I’m still trying to find use cases (I don’t code), but it often just feels like a solution in search of a problem….
Sounds like we all just wamt to retire as goat farmers. Just like before. The more things change…they say
Does this mean they’ll invest the money in paying workers? No… they’re just have to double down.
The comments section of the LinkedIn post I saw about this, has ten times the cope of some of the AI bro posts in here. I had to log out before I accidentally replied to one.
5% is Nvidia.
But it’s okay, because MY company is AHEAD OF THE CURVE on those 95% losses
“Ruh-roh, Raggy!”
It’s okay. All the people that you laid off to replace with AI are only going to charge 3x their previous rate to fix your arrogant fuck up so it shouldn’t be too bad!
Computer science degrees being the most unemployed degree right now leads me to believe this will actually suppress wages for some time
That was always one of the main goals. They’d rather light a mountain of cash on fire than give anyone a thriving wage
I charge them more than I would if I was just developing for them from scratch. I USED to actually build things, but now I’m making more money doing code reviews and telling them where they fucked up with the AI and then myself and my now small team fix it.
AI and Vibe coders have made me great money to the point where I’ve now hired 2 other developers who were unemployed for a long time due to being laid off from companies leveraging AI slop.
Don’t get me wrong, I’d love for the bubble to burst (and it will VERY soon, if it hasn’t already) and I know that after it does I can retire and hope that the two people I’ve brought on will quickly find better employment.
Yeah. No shit. wtf did they think was gonna generate returns? They wanna run ads in the middle if responses?
I’m not sure they were expecting returns. Just afraid that if other companies had AI, they might lose business to them. Except of course a lot of people (or at least I) avoid anything with AI and mistrust its results.

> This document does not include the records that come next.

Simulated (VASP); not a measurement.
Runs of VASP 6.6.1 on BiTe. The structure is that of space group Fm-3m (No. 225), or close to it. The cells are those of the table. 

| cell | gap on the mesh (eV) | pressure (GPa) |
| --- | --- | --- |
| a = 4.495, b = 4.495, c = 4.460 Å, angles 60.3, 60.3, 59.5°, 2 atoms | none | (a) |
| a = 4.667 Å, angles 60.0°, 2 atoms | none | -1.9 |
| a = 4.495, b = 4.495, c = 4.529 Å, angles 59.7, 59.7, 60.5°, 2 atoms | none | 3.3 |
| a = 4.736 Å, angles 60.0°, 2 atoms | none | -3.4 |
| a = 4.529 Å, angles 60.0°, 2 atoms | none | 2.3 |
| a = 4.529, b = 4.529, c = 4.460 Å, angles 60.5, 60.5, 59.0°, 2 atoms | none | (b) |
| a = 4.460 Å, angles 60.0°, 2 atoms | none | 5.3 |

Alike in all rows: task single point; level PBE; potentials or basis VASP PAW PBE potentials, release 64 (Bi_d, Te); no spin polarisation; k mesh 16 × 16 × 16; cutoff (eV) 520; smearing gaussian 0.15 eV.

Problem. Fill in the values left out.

hello, welcome to taco bell, i am your new ai order specialist. would you like to try a combo of the new dorito blast mtw dew crunchwrap?
spoken at a rate of 5 words a minute to every single person in the drive thru. the old people have no idea how to order with a computer using key words.
Pets.com all over again
30-40 billion USD in total worldwide over three years seems very little compared to the massive expenditures by the AI companies to build the things?
Bubbles burst, who would have thought.